The conviction of war criminal Kefelegn Alemu and the U.S. Government’s glaring hypocrisy

EDITORS’S NOTE: Yesterday, a U.S. court in Colorado has convicted accused Ethiopian war criminal of lying to obtain citizenship. Meanwhile, the U.S. State Department continues to give hundreds of millions of dollars to another group of war criminals in Ethiopia who at this very moment are committing gross human rights violations, including war crimes against entire communities of people, extrajudicial murders, and tortures. It is good to hear that Kefelegn Alemu has been brought to justice, but why are the U.S. officials not only ignoring the crimes of the genocidal dictators who are currently ruling Ethiopia, they are fueling the dictatorship’s machinery of repression by providing them with financial, material and political support? Isn’t what the U.S. Government doing the height of hypocrisy?

U.S. court convicts Ethiopian war criminal

AFP – An Ethiopian war criminal was convicted Friday of lying to US authorities to obtain an American passport and move to the US state of Colorado, prosecutors said.

Kefelegn Alemu WorkuKefelegn Alemu Worku, who US authorities say was responsible for persecuting, torturing and murdering defenseless people during Ethiopia’s “Red Terror” in the late 1970s, faces up to 22 years in jail.

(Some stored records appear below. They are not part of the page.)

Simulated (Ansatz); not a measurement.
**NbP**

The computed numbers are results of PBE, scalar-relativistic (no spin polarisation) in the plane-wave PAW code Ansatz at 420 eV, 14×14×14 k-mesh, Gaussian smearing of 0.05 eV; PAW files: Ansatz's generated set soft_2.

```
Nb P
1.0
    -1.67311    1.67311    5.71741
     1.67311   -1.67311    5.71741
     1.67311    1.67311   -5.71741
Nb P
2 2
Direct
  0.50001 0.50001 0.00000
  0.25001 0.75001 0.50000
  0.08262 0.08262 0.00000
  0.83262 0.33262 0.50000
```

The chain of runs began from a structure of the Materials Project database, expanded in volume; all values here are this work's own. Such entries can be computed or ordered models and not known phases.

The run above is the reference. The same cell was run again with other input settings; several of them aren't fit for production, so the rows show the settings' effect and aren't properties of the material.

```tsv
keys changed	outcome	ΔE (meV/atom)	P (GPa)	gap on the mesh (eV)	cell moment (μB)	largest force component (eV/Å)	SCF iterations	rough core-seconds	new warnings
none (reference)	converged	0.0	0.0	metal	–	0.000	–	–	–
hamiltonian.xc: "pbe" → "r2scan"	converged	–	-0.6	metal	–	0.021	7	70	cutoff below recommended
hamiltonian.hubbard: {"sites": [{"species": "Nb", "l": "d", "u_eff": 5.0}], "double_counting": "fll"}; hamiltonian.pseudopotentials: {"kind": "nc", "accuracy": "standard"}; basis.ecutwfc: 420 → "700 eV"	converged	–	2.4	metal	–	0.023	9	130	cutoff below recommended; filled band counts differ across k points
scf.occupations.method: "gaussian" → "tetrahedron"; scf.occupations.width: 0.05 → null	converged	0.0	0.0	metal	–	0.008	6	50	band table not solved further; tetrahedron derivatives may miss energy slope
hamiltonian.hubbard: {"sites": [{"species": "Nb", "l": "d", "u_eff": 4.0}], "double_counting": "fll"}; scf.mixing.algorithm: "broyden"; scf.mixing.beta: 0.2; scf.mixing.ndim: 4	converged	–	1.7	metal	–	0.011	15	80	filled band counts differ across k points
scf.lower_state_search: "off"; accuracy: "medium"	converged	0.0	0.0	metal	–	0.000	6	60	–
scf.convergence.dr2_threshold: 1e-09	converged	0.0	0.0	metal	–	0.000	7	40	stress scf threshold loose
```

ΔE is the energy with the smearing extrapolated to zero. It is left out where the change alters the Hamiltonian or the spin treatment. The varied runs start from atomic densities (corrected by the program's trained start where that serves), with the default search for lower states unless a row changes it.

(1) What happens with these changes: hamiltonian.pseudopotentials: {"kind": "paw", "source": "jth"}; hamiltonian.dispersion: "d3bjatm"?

During an “emotional” week-long jury trial victims whom he personally tortured gave evidence against him, said US Attorney for the District of Colorado John Walsh.

“Their testimony was chilling, as was the fact that the defendant at trial sat with his back turned to them as they testified, until ordered by the court to turn around so that his victims could identify him,” Walsh’s office said.

Alemu Worku, who lived in the United States under an alias, was convicted of identity theft and lying to gain entry to the country, ultimately becoming a naturalized citizen. Judge John L. Kane stripped Alemu Worku of his US citizenship with immediate effect.

“Although no order of a US court can undo the crimes perpetrated by the defendant in Ethiopia, this trial offered Alemu Worku’s victims the opportunity to speak the truth bravely, for all to hear and to see that a measure of justice would be done, at long last,” said Walsh.

Thanking various federal law enforcement agencies, he added: “In the end, their efforts and the courage of the victims who testified have ensured that Alemu Worku is no longer able to hide ‘in plain sight.'”

Alemu Worku will be sentenced on December 19.